State-owned banks in China intervened on Monday to strengthen the yuan, limiting liquidity in the offshore foreign currency market and actively selling US dollars domestically as shares fell sharply. Concerns about the yuan’s swift decline pushed this action, which coincided with a steep loss in China’s A shares, with the benchmark Shanghai Composite index falling 2.7% on the day, its highest one-day drop since April 2022.
According to sources familiar with the situation, state-owned banks reduced lending to their peers in the offshore market, thus lowering offshore yuan liquidity and boosting the cost of shorting the currency. Concurrently, these banks aggressively sold dollars in the onshore spot foreign exchange market to prevent the yuan from falling sharply, with a particular focus on the 7.2 per dollar level.

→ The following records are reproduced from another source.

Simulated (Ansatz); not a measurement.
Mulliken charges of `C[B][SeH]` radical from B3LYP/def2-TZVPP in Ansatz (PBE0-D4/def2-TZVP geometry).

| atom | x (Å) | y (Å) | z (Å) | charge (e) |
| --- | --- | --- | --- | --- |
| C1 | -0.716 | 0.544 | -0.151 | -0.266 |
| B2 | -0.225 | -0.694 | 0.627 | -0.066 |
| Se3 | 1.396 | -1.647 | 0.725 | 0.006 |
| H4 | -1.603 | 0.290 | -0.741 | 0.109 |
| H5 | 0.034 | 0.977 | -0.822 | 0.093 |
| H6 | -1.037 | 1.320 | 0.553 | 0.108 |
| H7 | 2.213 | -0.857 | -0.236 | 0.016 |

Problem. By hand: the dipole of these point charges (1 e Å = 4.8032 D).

Gary Ng, a senior economist for Asia Pacific at Natixis, stated, “It is a clear policy signal to stabilize the yuan and counter the negative market sentiment on equities.” Overseas investors have been cautious, with nearly $1.6 billion in Chinese shares sold since the beginning of the year, indicating concerns about signs of an economic slowdown in the world’s second-largest economy.
As a result of these steps, offshore yuan tomorrow-next forwards rose to a more than two-month high of 4.25 points late Monday, indicating tighter liquidity conditions. This proactive intervention demonstrates China’s commitment to keeping its currency stable in the face of market volatility and economic uncertainty.